Men’s Wearhouse Drive Benefits Chanlyut Program
by Cook Inlet Tribal Council
More than 300 suits were donated in Anchorage this year to the Men’s Wearhouse National Suit Drive to benefit Cook Inlet Tribal Council’s (CITC) Chanlyut program, where men use the suits to transform their lives.
Each July, Men’s Wearhouse partners with more than 150 non-profit organizations to collect and distribute professional clothing. During the past six years, Men’s Wearhouse has collected over 650,000 donations. To recognize each donor’s generosity, the store offers 50 percent off donors’ next purchase for every suit received.
The donations can be transformative for more than men’s appearances. When Kevin Carlson, a participant of CITC’s Chanlyut program, showed up for his first day in court wearing the suit he received through the suit drive, the judge looked him up and down, then asked, “Is Mr. Carlson here yet?”
“He thought I was my own attorney!” Carlson exclaims.
It wasn’t just the suit contributing to the judge’s perspective — it was the attitude that came with the suit.
“Wearing a nice suit gives the men confidence in themselves and makes them feel important,” said Bill Tsurnos, program director for CITC’s Chanlyut program. “They look in the mirror and they don’t just see themselves; they see what they can become.”
Chanlyut helps men develop the life skills they need and prepares them for work as they begin a new life after facing the challenges of addiction, homelessness, and/or reentering society after incarceration.

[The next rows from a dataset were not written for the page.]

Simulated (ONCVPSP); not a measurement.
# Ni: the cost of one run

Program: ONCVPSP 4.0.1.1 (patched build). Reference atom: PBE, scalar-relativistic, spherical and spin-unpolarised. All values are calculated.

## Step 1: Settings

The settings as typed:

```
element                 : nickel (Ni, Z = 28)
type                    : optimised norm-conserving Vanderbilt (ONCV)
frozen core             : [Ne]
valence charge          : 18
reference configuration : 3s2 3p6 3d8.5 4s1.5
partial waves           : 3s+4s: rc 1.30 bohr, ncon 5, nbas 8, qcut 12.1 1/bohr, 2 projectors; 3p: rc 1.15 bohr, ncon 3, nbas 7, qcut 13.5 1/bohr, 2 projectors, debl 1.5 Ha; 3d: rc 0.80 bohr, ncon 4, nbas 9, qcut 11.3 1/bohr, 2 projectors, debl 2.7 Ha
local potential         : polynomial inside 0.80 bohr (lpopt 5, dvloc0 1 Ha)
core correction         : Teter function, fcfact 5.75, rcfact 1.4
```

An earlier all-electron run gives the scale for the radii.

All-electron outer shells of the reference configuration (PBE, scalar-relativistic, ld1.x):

For many Chanlyut participants, the suit they receive through this effort represents the first suit they have ever worn. As Kevin Carlson appears in court to gain the right to see his two daughters, he feels his suit helps him command respect.
“The judge looks at me and sees someone who’s serious about what he’s doing,” he explains. “My suit demonstrates that I’m here for business. When I put on this suit, I feel like I am unstoppable.”